Philadelphia Prison System | October 2017
The Philadelphia Prison System funded a study entitled “Making a Difference in Offender Recidivism: Correctional Treatment Programming,” which was conducted by researchers from nearby Drexel University. The study sought to assess the effect of correctional treatment programming when delivered at Hoffman Hall, a 400-bed residential reentry center where individuals received evidence-based treatment, and a control group that did not receive these services. The study included a large sample size, 803 male participants who received treatment, and found they were 24% less likely to recidivate than the control group.
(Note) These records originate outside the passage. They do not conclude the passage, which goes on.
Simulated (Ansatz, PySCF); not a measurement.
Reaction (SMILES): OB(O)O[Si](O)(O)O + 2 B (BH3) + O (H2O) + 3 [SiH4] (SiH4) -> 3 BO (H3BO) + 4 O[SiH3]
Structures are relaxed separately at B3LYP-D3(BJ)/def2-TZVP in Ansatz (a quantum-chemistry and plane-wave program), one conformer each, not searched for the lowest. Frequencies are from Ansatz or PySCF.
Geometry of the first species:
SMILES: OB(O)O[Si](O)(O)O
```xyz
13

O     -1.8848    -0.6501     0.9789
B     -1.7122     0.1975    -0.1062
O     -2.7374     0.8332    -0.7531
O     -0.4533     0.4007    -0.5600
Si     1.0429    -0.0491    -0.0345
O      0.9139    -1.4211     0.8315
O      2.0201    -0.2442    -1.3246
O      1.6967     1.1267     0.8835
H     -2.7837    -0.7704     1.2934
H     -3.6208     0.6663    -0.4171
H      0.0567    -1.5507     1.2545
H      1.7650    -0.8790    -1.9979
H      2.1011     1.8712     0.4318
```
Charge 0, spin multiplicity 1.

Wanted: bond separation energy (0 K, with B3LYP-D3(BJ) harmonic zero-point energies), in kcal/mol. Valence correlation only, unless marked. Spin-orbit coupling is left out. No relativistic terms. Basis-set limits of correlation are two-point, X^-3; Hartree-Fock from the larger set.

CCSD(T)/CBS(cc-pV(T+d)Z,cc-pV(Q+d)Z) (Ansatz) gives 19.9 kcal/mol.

New Jersey State Parole Board | August 2017
Upon studying 144 parolees who were referred to the Newark Residential Reentry Service Center, researchers found a decrease in recidivism risk when comparing intake and exit scores on the Level of Service Inventory test. Upon program exit, the parolees had an average decrease in risk scores of 20%. Other important findings included a one-level risk drop for most parolees and a significant decrease in subscales, particularly attitudes/orientation and education/employment.
North Carolina Department of Corrections | July 2017
As was the case at the Robeson County Confinement in Response to Violation Center, this report assesses a change in criminal thinking at a Morganton CRV program in Burke County, NC. The state returns return violators to CRV programs for in-prison programming for up to 90 days. This study involved 221 program participants from September 2016 through February 2017, and highlights drops in criminal thinking in several areas using the Texas Christian University Criminal Thinking Scales.
North Carolina Department of Corrections | June 2017
The Justice Reinvestment Act of 2011 led to significant changes in sentencing laws in North Carolina, changes that led to revisions in practices set 20 years prior. The state decided, rather than returning technical probation violators to incarceration with no services, to return violators to unique 90-day in-custody facilities for in-prison programming for up to 90 days. In a study involving 281 program participants, this report explores how North Carolina’s Confinement in Response to Violation Centers were able to reduce criminal thinking significantly.
Kern County Probation Department | November 2013
One of the first to implement a non-residential reentry program with cognitive behavioral treatment in California, the Kern County Probation Department sought to measure the effectiveness of its program, designed for moderate- to high-risk probationers more likely to consume limited county resources. In this 2013 study, the county’s Research, Analysis and Data Unit compared the Kern County Day Reporting Center participant performance against a control group and current participants over a two-year period. The results found that not only did the program participants have a significantly lower rate of “no new convictions,” the study also found a much lower severity of recidivism.
Franklin County, PA | December 2010
After overhauling its correctional system in 2006, Franklin County, PA., opened a non-residential reentry program for probationers that included cognitive behavioral treatment. This study compares 362 probationers who successfully completed the programming against a control group of 299 probationers who received standard probation services during a comparable period. Among other findings, researchers found a significantly lower recidivism rate for program participants versus the comparison group, 18.2% versus 47.8%, respectively.